# Lower bound proof/definition

1. Aug 22, 2007

### ice109

in my book this is called the lower bound but it implies that it might be called the greatest lower bound elsewhere.

lower bound: some quantity m such that no member of a set is less than m but there is always one less than m + $\epsilon$

definition using Dedekind section

there are quantities a such that no member of a set is less than any a. there are quantities b such that some members of a set are less than any b. all a(s) are less than all b(s)[anyone have a problem with this???]. and all quantities of the same dimension are either a(s) or b(s). a(s) define the L class and b(s) define the R class. now make a partition, m, that has to be in L. for if it were in R then there would be some member of the set, k, less than it and and there would be no a(s) between m and k and hence it wouldn't partition correctly. m is then the greatest lower bound. m + $\epsilon$ is in R which by prior definition must have a member less than it.

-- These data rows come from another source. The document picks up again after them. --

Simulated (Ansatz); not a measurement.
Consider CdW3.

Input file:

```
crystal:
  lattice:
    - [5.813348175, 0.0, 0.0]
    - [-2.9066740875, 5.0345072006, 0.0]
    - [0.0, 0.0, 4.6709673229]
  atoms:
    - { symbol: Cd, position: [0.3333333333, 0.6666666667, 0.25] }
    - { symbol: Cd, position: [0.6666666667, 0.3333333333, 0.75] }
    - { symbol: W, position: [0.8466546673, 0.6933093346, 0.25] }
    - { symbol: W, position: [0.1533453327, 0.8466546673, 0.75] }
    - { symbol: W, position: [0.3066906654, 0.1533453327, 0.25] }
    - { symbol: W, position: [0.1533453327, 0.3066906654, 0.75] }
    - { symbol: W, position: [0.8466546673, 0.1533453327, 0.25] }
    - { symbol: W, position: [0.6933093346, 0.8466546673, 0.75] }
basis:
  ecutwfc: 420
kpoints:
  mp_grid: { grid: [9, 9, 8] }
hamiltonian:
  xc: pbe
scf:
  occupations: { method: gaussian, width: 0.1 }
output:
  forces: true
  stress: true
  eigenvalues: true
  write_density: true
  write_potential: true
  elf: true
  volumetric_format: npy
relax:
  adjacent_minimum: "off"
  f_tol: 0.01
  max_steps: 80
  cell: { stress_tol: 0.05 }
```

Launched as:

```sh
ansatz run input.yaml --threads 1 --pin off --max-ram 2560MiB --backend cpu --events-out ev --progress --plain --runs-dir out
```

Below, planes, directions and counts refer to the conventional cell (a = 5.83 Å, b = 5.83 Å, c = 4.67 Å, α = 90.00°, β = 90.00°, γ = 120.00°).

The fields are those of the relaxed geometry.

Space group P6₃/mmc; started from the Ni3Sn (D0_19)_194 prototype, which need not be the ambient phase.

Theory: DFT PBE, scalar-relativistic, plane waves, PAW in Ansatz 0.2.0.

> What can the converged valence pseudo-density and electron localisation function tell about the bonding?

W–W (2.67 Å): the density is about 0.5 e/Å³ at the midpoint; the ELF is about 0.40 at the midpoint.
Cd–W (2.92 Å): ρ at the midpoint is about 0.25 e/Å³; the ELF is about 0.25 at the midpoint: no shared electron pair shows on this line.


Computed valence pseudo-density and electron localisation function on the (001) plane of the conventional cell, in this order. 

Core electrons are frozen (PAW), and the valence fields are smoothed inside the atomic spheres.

the part in brackets i'm not sure about specifically besides not being sure about the whole thing, despite the fact that i basically followed the Dedekind proof/defition for least upper bound. this is the first mathematical proof by argument i have ever done and boy was it more abstract than any physics problem i've ever done.

Last edited: Aug 22, 2007
2. Aug 23, 2007

### HallsofIvy

You are right. If your book really does define "lower bound" that way, it is very peculiar. The definition of "lower bound" I have always seen is "a number that is less than or equal to any member of the set". If there is always a a value less than $m+\epsilon$ there cannot be any number larger than m which is also an lower bound and so m is the greatest lower bound. A set can have an infinite number of lower bounds but only one greatest lower bounmd.

What, exactly, are you trying to prove? That if a set has a lower bound, then it must have a greatest lower bound? I would not "copy" the proof of the least upper bound. I would start with a set having a lower bound, multiply everything by -1 and then USE the least upper bound property.

3. Aug 23, 2007

### ice109

i was trying to define the greatest lower bound using a dedekind cut. in writing this definition i was guided by the definition of the least upper bound in the book

4. Aug 23, 2007

### HallsofIvy

Actually, I find your use of "L" and "Q" a bit peculiar. I learned the definition of Dedekind cut (from Rudin) as a set of rational numbers satisfying:
1) It is non-empty
2) It does not contain all rational numbers
3) If a< b and b is in the cut, then so is a
4) It has no largest member

In other words, what I would call a Dedekind cut corresponds only to your set "L" which is guarenteed to be non-empty by 1. Your set "R" is the complement of L (in the rational numbers).
The proof that a set of real numbers with an upper bound has a least upper bound consists of taking the union of all dedekind cuts (your "L" sets) in the set and showing that that is itself a dedekind cut and is the least upper bound.
To find the greatest lower bound of a set having a lower bound, you probably want to look at the union of all the "R" sets. Take its complement (in the rational numbers) and call that "L". Does that make a cut in your sense? Is it the greatest lower bound>?

5. Aug 23, 2007

### tronter

I learned the definition of Dekekind cut as follows: A pair of subsets $$A,B$$ of $$\mathbb{Q}$$ such that (i) $$A \cup B = \mathbb{Q}, A \neq \emptyset, B \neq \emptyset, A \cap B = \emptyset$$, (ii) if $$a \in A$$ and $$b \in B$$ then $$a < b$$ and (iii) $$A$$ contains no largest element. Denote the cut by $$x = A|B$$.

6. Aug 24, 2007

### HallsofIvy

Basically, the same, then. Your "A" is, as I said, what I would consider "the cut" and your "B" is its complement in the rational numbers.